Counting words in a dictionary (Python)

Question

This is an incredibly bizarre design. You're calling readlines to get a list of strings, then calling str on that list, which will join the whole thing up into one big string with the quoted repr of each line joined by commas and surrounded by square brackets, then splitting the result on spaces. I have no idea why you'd ever do such a thing.

Your bizarre variable names, extra useless lines of code like DICT_ = (dic), etc. only serve to obfuscate things further.

But I can explain why it doesn't work. Try printing out DICT_ after you do all that silliness, and you'll see that the only keys that include while are while and 'while. Since neither of these match any of the patterns you're looking for, your count ends up as 0.

It's also worth noting that you only add 1 to WHILE_ even if there are multiple instances of the pattern, so your whole dict of counts is useless.

This will be a lot easier if you don't obfuscate your strings, try to recover them, and then try to match the incorrectly-recovered versions. Just do it directly.

While I'm at it, I'm also going to fix some other problems so that your code is readable, and simpler, and doesn't leak files, and so on. Here's a complete implementation of the logic you were trying to hack up by hand:

import collections

filename = input("Enter file: ")
counts = collections.Counter()
with open(filename) as f:
    for line in f:
        counts.update(line.strip().lower().split())
print('while_loops {0:>12}'.format(counts['while']))

When you run this on your sample input, you correctly get 2. And extending it to handle if and for is trivial and obvious.

However, note that there's a serious problem in your logic: Anything that looks like a keyword but is in the middle of a comment or string will still get picked up. Without writing some kind of code to strip out comments and strings, there's no way around that. Which means you're going to overcount if and for by 1. The obvious way of stripping—line.partition('#')[0] and similarly for quotes—won't work. First, it's perfectly valid to have a string before an if keyword, as in "foo" if x else "bar". Second, you can't handle multiline strings this way.

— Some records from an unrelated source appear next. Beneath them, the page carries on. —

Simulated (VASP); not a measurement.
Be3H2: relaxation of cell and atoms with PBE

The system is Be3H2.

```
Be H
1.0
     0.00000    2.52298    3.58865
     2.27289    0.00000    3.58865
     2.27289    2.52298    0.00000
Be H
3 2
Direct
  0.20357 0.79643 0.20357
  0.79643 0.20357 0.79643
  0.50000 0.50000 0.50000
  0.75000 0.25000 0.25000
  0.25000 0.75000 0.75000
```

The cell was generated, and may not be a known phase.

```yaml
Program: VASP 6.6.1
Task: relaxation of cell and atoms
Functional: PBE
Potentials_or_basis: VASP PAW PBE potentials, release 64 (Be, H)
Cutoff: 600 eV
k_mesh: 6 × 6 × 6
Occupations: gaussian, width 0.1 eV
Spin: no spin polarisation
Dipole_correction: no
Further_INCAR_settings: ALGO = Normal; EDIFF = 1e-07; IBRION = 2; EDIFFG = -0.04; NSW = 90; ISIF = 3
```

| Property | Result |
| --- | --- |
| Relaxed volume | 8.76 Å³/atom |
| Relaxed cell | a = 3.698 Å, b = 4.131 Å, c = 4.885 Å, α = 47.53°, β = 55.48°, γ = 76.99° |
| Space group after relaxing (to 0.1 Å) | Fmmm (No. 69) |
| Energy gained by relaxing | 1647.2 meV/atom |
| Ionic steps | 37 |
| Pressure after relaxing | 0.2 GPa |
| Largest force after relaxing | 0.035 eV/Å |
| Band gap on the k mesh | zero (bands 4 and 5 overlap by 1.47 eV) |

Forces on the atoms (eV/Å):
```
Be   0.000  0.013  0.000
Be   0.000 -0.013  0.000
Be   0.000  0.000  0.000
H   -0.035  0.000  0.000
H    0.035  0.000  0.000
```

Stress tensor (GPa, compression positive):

These problems, and others like them, are why you almost certainly want a real parser. If you're just trying to parse Python code, the ast module in the standard library is the obvious way to do this. If you want to be write quick&dirty parsers for a variety of different languages, try pyparsing, which is very nice, and comes with some great examples.

Here's a simple example:

import ast

filename = input("Enter file: ")
with open(filename) as f:
    tree = ast.parse(f.read())
while_loops = sum(1 for node in ast.walk(tree) if isinstance(node, ast.While))
print('while_loops {0:>12}'.format(while_loops))

Or, more flexibly:

import ast
import collections

filename = input("Enter file: ")
with open(filename) as f:
    tree = ast.parse(f.read())
counts = collections.Counter(type(node).__name__ for node in ast.walk(tree))    
print('while_loops {0:>12}'.format(counts['While']))
print('for_loops {0:>14}'.format(counts['For']))
print('if_statements {0:>10}'.format(counts['If']))